Tuesday, June 5, 2012

The end of Kindergarten hurts more


I do believe, that the end of kindergarten may be harder than the start of kindergarten.

On the first day, he looked so small. So scared. And so alone. I was worried if he’d get lost, miss me, have any friends, feel scared, or just get lost in the shuffle. I worried that the teacher would not look at him and see the amazing child I had presented to the school but just another face.

As the year progressed, I was clearly wrong. The teacher saw that amazing child. Underneath the hyperactivity that often found him out of his seat and on “the stoplight”. His amazing vocabulary and outgoing personality that manifested its way into many classroom disruptions and talking out of turn. And his level of excitement to be there and desire to learn everything which often appeared as impulsive blurting. There were hands to yourself issues, still are. We’re working on appropriate responses in situations where put downs or shoves have been hurled his way. He’s a boy. He’s six. He’ll get it. It’s still frustrating.

But, through it all, I believe the teacher was able to see what I’ve seen since the first time I met my son 6 years ago – he is brilliant. And smart and most certainly headed places. She stuck by his side and that of me and his father through this year. Offering lessons of both academic and life value to him. Offering counsel and encouragement to two tired parents. But ultimately, becoming a part of his “Team”. A part of our team.

And now the year is coming to an end. And his spot in room 302 will no longer be his. The team we have built and worked with will change. And the person we have grown to trust and love with one of the most important people in our lives will shift her attention to new little spirits needing guidance. With his food allergies on top of everything else, we have trusted his life in her hands and she’s been as vigilant as we would have been.

The last day of kindergarten is the hardest because he is not my little guy anymore. He’s a “grader”. An old pro at school, no longer my sweet little child exploring what the big kids do. And we’re left facing a new worry and reality about the new school year and the new teacher, longing to bring this year’s teacher along to first grade for our comfort.

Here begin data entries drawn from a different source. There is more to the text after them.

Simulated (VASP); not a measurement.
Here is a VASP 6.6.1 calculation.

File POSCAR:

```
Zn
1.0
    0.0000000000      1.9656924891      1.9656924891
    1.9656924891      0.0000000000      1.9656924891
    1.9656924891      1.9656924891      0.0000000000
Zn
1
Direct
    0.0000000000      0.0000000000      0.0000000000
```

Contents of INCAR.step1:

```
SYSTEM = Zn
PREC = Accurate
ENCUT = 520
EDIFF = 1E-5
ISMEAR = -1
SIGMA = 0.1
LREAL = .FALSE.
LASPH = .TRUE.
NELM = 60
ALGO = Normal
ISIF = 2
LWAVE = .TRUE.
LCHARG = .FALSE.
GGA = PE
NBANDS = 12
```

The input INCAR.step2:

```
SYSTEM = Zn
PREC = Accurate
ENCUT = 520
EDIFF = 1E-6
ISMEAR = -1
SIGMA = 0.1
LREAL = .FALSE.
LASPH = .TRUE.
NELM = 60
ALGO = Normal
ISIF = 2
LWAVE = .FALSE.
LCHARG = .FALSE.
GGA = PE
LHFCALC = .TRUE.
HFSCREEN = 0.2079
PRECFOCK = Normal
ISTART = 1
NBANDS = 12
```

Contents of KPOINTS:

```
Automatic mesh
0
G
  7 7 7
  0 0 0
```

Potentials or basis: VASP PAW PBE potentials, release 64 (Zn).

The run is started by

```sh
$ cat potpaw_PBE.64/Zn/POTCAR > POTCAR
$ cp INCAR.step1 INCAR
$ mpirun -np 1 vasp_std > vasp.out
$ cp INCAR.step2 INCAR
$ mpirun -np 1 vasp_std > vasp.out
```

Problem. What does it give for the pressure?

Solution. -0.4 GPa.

I’ve already cried more at the end than I did at the start. I’m proud of what my son accomplished. I’m proud of where he going. I’m thankful for an amazing teacher who has become such a profound influence on him and supportive cheerleader for me along the way.

Summer vacation isn’t just about kids getting a break. It’s for mothers to come to terms with their children getting older and prepare for embracing their new teammate come fall.

Thank you Mrs. Y. My son is a better kid and will be a better man for all you’ve done and endured this school year.